Guidelines for Clients and Client Applications

This document will define the canonical scenarios for the deployment and management of Slider hosted applications. It will define the types of applications supported, the sequence of events for deploying the application types, and the management facilities exposed for the deployed applications.

Deployable Application Types

The server-side components of an application (alternatively referred to as the application components) will be deployed and managed using a fairly uniform mechanism. However, applications can be distinguished by their associated client implementation. Specifically, each different client application type can yield different development, deployment, and management approaches. There are two primary application client types:

  1. New application client - the application deployed to Slider will interact with a newly coded application client leveraging the Slider supplied client API and management facilities. The client API will make use of distributed management facilities such as Zookeeper to provide the application client with the configuration information required for invoking remote application components. For example, the application client (or an application hosted component, e.g. a web application) will leverage the API to lookup the appropriate host(s) and port(s) for RPC based communication. Alternatively, if annotation libraries or an “app container” environment is provided, the appropriate values will be injected into the client process.

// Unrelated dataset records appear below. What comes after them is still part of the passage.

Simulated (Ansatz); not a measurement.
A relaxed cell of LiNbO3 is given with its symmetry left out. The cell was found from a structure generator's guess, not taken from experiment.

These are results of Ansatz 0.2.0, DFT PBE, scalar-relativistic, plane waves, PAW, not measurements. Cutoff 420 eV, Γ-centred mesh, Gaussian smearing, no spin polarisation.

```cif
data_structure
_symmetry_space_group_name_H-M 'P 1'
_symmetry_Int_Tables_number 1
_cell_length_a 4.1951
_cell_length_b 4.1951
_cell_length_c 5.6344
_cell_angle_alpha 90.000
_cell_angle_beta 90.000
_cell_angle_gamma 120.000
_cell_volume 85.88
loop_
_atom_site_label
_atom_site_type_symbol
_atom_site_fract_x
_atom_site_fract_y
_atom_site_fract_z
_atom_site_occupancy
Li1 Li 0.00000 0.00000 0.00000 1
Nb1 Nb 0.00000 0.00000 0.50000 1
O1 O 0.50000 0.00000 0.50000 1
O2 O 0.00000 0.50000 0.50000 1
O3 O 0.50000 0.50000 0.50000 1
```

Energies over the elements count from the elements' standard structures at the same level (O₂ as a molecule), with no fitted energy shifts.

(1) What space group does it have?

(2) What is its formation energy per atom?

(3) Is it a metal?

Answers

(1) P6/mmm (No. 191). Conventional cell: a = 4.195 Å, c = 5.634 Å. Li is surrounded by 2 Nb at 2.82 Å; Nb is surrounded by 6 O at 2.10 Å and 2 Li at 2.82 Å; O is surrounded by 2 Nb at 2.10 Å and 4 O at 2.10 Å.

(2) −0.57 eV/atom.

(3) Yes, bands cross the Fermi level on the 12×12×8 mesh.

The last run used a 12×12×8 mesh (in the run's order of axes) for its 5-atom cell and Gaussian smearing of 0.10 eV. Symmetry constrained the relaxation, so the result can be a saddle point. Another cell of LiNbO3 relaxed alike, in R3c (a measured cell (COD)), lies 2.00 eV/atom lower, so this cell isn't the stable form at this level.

  2. Existing, configurable client - the application client predates deployment in the Slider environment, but is implemented in a manner that can be integrated with the Slider application client support facilities (APIs etc). This case is probably very similar in nature to the new application client in terms of the mechanisms it will use for component discovery, but is distinguished by the fact that it’s development pre-dates Slider. There are two possible variants of application client in this category:

  3. A client that is static - the client is dependent on existing configuration properties to communicate with master components and the existing code can not been altered (at least in the short term). This type of client would require a support infrastructure that may be relatively complex (e.g. templating of configuration files, proxying of server components).

  4. A client that can be enhanced - a client that can have its code altered can leverage a number of mechanisms (REST APIs, Zookeeper, a provided client discover API) to obtain the information required to invoke the master components of the application.

Deployment Scenarios

There are two primary deployment mechanisms to examine: application component and client-side (application client) component deployment.

Application Component Deployment

Applications generally are composed of one or more components. In the deployment steps below, be advised that there may be a need to repeat some of the configuration/definition steps for each component.

The process of deploying applications (specifically, the non-client components of an application) is:

  1. Compose an application package that contains:

    1. An application definition that provides the following items:

      1. name and version of application

      2. component type(s) and role(s)

      3. system requirements (RAM, CPUs, disk space etc)

      4. ports required for RPC, UI

      5. software dependencies (HDP deployed services required in the cluster, JDK versions, python versions, etc)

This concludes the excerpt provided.